Dependence of single-particle energies on coupling constants of the nuclear energy density functional

TL;DR

This study demonstrates that single-particle energies in doubly magic nuclei depend linearly on Skyrme functional coupling constants, but current models still cannot accurately reproduce experimental energies, indicating a need for extended functionals.

Contribution

The paper shows a linear relationship between single-particle energies and coupling constants, and refits these constants to experimental data, highlighting limitations of the standard Skyrme functional.

Findings

Single-particle energies depend linearly on coupling constants.

Refitting coupling constants reduces deviations but remains large (~1.1 MeV).

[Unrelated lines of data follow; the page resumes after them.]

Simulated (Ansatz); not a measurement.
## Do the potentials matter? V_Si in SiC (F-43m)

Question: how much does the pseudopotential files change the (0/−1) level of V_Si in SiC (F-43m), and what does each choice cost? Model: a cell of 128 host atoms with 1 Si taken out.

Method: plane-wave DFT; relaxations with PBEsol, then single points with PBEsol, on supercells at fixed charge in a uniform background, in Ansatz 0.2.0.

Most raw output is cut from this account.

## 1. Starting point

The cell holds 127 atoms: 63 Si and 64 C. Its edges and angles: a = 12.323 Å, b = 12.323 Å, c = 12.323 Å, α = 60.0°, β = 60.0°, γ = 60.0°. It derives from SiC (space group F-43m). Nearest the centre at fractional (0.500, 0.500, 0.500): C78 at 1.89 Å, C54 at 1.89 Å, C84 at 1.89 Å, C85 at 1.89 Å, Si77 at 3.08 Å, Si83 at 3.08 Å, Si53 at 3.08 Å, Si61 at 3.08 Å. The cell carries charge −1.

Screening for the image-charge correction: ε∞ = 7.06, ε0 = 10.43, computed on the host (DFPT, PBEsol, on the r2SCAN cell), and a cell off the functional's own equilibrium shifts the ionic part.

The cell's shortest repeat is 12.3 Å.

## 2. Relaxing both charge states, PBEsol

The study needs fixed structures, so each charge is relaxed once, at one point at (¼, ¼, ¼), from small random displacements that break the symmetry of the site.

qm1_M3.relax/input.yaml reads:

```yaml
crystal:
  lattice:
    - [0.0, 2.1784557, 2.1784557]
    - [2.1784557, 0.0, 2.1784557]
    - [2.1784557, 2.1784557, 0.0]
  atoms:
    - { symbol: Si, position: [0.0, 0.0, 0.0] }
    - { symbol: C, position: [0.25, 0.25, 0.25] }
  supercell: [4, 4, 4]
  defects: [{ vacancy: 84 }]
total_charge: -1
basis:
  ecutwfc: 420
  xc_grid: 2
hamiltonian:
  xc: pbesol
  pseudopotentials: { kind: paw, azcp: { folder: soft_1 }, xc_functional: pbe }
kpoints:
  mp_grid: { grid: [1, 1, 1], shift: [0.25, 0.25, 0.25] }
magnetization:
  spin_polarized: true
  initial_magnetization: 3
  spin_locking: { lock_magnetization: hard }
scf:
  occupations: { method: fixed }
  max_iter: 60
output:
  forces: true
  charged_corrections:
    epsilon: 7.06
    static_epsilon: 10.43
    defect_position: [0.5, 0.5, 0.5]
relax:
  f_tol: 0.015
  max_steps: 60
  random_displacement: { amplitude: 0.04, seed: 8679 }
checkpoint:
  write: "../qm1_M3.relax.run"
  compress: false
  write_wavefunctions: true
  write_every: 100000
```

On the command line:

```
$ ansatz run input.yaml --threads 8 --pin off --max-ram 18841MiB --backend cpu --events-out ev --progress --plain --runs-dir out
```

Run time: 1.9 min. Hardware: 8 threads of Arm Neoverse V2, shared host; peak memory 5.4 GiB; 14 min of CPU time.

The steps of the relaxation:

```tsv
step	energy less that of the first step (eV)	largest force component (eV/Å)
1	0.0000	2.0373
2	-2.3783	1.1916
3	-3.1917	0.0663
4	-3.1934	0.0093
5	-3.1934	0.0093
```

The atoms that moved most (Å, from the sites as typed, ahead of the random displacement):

Standard Skyrme functional is insufficient for spectroscopic accuracy.

Abstract

We show that single-particle energies in doubly magic nuclei depend almost linearly on the coupling constants of the nuclear energy density functional. Therefore, they can be very well characterized by the linear regression coefficients, which we calculate for the coupling constants of the standard Skyrme functional. We then use these regression coefficients to refit the coupling constants to experimental values of single-particle energies. We show that the obtained rms deviations from experimental data are still quite large, of the order of 1.1 MeV. This suggests that the current standard form of the Skyrme functional cannot ensure spectroscopic-quality description of single-particle energies, and that extensions of this form are very much required.